Anisotropic filtering
In 3D computer graphics, anisotropic filtering (abbreviated AF) is a method of enhancing the image quality of textures on surfaces that are far away and at high angles with respect to the camera so the projection of the texture (not the polygon or other primitive it is rendered on) appears like a trapezoid instead of a square. Like bilinear and trilinear filtering it eliminates aliasing effects, but introduces less blur at extreme angles and thus preserves more detail. Anisotropic filtering is relatively expensive (usually computationally, though the standard space-time tradeoff rules apply) and has only in the '90s become a standard feature of consumer-level graphics cards.
From here on in, it is assumed the reader is familiar with mip mapping.

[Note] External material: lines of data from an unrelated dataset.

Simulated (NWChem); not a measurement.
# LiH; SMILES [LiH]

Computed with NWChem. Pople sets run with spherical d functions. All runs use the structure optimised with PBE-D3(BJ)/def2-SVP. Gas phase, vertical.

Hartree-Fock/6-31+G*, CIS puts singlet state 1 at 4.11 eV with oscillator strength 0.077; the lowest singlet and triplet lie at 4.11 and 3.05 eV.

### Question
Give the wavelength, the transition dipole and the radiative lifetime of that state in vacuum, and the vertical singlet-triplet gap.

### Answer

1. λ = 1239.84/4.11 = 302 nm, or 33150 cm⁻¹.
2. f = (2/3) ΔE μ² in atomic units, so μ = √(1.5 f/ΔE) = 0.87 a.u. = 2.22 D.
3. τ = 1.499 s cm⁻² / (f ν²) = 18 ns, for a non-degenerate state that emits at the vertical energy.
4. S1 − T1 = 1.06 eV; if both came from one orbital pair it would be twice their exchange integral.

If we were to explore an approximation to anisotropic filtering, mip mapping, we can understand how anisotropic filtering gains so much texture mapping quality. If we need to texture a horizontal plane which is at an oblique angle to the camera, traditional linear minification would give us insufficient horizontal resolution and extraneous vertical resolution. The texture would appear to be 'striped' (undersampled) parallel to the plane's axis of rotation due to the isotropic minification being used and would shimmer (oversampled) perpendicular to the plane's axis of rotation.
In mip mapping, a mip level smaller than the surface being mapped is always used and a linear magnification fits it to the surface. This avoids pixel shimmer. In mip mapping, the mip level is anisotropic, so a 256x256 texture may be downsized to a 128x64 bitmap, which doubles its horizontal resolution. Thus when the texture is applied, it appears consistent with the camera to plane angle.
This pre-generation of mip-maps has its own problems, as each mip level is only consistent to anisotropy at a single viewing angle and an actual anisotropic texture may have all four corners of the texture at arbitrary angles with respect to the two adjacent ones.
True anisotropic filtering generates the anisotropic texture maps on the fly on a per-pixel basis. When the texture is sampled, several pixels (samples) of the texture around the center point are taken, but on a sample grid skewed according to view perspective. The texture is 'pre-perspective corrected', so to speak. A more distant part of the texture will contribute fewer samples, a closer part of it will contribute more samples. Each sample must also be trilinear filtered (or bilinear) which adds more sampling to the process. Sixteen trilinear anisotropic samples will then require 128 samples from the stored texture, as trilinear filtering needs to take four samples from each mip level and then anisotropic sampling (at 16-tap) needs to take sixteen trilinear filtered samples.
This makes anisotropic filtering extremely bandwidth intensive. Each sample is four bytes (32 bits) so each anisotropic pixel has required 64 bytes from texture memory. A display can easily contain over a million pixels, so the hit on texture memory can get very high (tens to hundreds of gigabytes per second) very quickly.